Presentation #313.04 in the session Highlighting Open Science Success Stories and Challenges from Researchers and Community.
Over the past couple decades, astronomy has become much more dependent on archival data. Thanks to all-sky surveys such as 2MASS, WISE, Gaia, TESS and soon Rubin, an entire observational PhD thesis can be completed without collecting new data. However, many of the archives tasked with delivering astronomical data to the community have not advanced much in their design since the last century. Data is spread over multiple platforms and is siloed based on catalog or mission rather than object. There are no centralized archives for data products such as stellar spectra and stellar multiplicity catalogs have not evolved much past text files. Extracting data from publications is tedious as not all tables are accessible on CDS and there are no enforced data formatting standards for published data. There are also no standards for published object names making cross-checking tables a task often conducted by hand object by object. All these issues combine to act as a barrier between those who want to use the data versus the institutions that store and distribute it. With multiple initiatives to aimed at providing an “open data” environment, funded entities promise to make the data available via a website with no guidance or requirements related to making it useable with no insider knowledge as to how it was obtained. When these barriers prevent amateur, citizen, community college or K-12 scientists from participating in new discoveries, this turns into an equity, diversity, and inclusion issue as well.

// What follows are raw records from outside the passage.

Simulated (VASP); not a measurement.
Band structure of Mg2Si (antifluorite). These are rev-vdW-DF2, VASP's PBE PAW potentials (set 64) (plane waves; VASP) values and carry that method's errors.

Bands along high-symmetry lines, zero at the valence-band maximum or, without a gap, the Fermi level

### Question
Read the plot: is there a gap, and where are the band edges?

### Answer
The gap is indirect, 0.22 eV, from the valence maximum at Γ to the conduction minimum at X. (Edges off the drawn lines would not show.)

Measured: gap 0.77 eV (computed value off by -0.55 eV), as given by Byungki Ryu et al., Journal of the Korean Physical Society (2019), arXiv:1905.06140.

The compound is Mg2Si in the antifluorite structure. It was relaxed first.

Over the past seven years I have been assembling data and developing the web application for the Starchive. It contains over 30,000 stars and brown dwarfs, 270,000 fluxes and photometry, 140,000 coordinates, 1.4 million stellar parameters and 22,000 references. I am still in the process of adding stellar parameters, spectra, light curves, RV time series and high contrast images. It’s a significant undertaking which will serve research programs over multiple disciplines. It has been the tedious and time-consuming construction of the content of the database where I often wonder why such a resource does not exist. SIMBAD/CDS is useful for looking up stellar coordinates and some parameters, but I still sift through multiple Vizier-stored catalogs and publications to address my science investigations. For my talk I will discuss how my experiences building the Starchive database and web app have influenced my views of the types of archives, software resources and personnel we as a community need to make astronomy accessible to all for the next decade and beyond.